Tags: Hot Action & Decision Making; Decision Making Model; Fast & Frugal Cognition; Decision making 101; Cognitive Load; Individual Ability Vs Cognitive Diversity; Heuristics

Human’s are rationally bounded, consider the following questions through the lens of athletes playing sport, practitioners operating within a sport and coaches on the side lines, training field or in meetings:

  • Is it possible to account for every possible variable when applying logic to a problem or situation?
  • When making decisions in ‘real world’ situations do you have an endless amount of time to consider all the scenarios and outcomes?
  • Do you have ‘endless processing power’ and ‘limitless processing speed’ when trying to decide a course of action or when you need to make a call in the heat of action?
  • When under pressure or emotionally compromised, are you able to completely detach yourself and make a fully logical and rational decision?

Herbert Simon likened human decision making to the cut of a pair of scissors. One blade represents ‘context’ whilst the other would be individual cognition. The cut, to be ecologically rational must account for both. In behavioral economics, cognitive and behavioral psychology significant work has been done to understand decision making.

Significant for Sport Coaches and Practitioners

  • Gary Klien – Naturalistic Decision Making & Intuition
  • Kahnehman and Tversky – Heuristics; Biases & Systematic Errors Programme
  • Gerard Gigerenzer – Fast and Frugal Heuristics
  • Vermon Smith – Ecological systems and evolutionary decision making

How could Coaches and Practitioners use decision making science to support them in their practice? Should we consider the player/athletes decision making process and the outcome of their decisions as a fundamental component of the training process, especially if we agree that better decision making under significant pressure is a key ‘performance outcome’ indicator?
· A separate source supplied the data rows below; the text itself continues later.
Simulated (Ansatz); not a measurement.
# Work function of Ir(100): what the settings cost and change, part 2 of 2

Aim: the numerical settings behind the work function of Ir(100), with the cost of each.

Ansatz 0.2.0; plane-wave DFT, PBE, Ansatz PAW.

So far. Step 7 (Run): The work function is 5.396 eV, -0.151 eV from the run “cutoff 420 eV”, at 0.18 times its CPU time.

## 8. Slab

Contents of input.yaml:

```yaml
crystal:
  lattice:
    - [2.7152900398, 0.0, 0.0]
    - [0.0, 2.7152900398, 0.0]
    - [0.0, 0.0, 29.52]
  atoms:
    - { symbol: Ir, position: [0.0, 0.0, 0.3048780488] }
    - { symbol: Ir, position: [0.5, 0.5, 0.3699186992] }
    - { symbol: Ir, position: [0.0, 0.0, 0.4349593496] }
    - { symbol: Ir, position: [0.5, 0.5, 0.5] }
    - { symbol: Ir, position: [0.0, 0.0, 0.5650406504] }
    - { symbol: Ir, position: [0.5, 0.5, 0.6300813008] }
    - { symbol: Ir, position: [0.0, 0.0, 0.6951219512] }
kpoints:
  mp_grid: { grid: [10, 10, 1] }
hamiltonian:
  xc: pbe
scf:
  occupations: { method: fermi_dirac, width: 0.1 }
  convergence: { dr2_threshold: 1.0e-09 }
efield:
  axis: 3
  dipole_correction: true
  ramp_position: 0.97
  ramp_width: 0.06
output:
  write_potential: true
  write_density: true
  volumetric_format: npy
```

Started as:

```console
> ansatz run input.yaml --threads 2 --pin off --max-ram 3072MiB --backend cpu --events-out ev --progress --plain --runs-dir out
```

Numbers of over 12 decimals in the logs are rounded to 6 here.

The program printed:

  • Is the MDTs practice ecologically ‘valid’?  How has practice evolved, within or out with the environment, within the sport or within the professional practice domain ? If within the environment/sport
  • Is the MDT’s practice self-fulfilling and as such have low inherent validity and immunity from external scrutiny?  Does this matter?
  • Does a practitioners professional training support ecologically rational practice or does this emerge from the context?  If yes
  • Does the MDT shape its practice to fit the sport/the coach or athlete and their rituals/beliefs and standpoint? If yes
  • Does this limit the validity of the professional decision making within context and potentially reduce performance impact?

For Practitioners and Coaches, should we focus attention on the cultural backdrop we operate within and the behaviour this reinforces? If context, social norms and the environment have an influence on decision making it is probably important that we acknowledge how we operate but also the ecology we operate in. Do we unwittingly overlook the importance of being able to make agile decisions that are contextually appropriate? Perhaps we need to revisit the science of decision making acknowledging that we are rationally bounded and give more weight to the complexity of human performance within a moment, a context and the ecology surrounding it.

This might make for better decisions that we can more fully understand.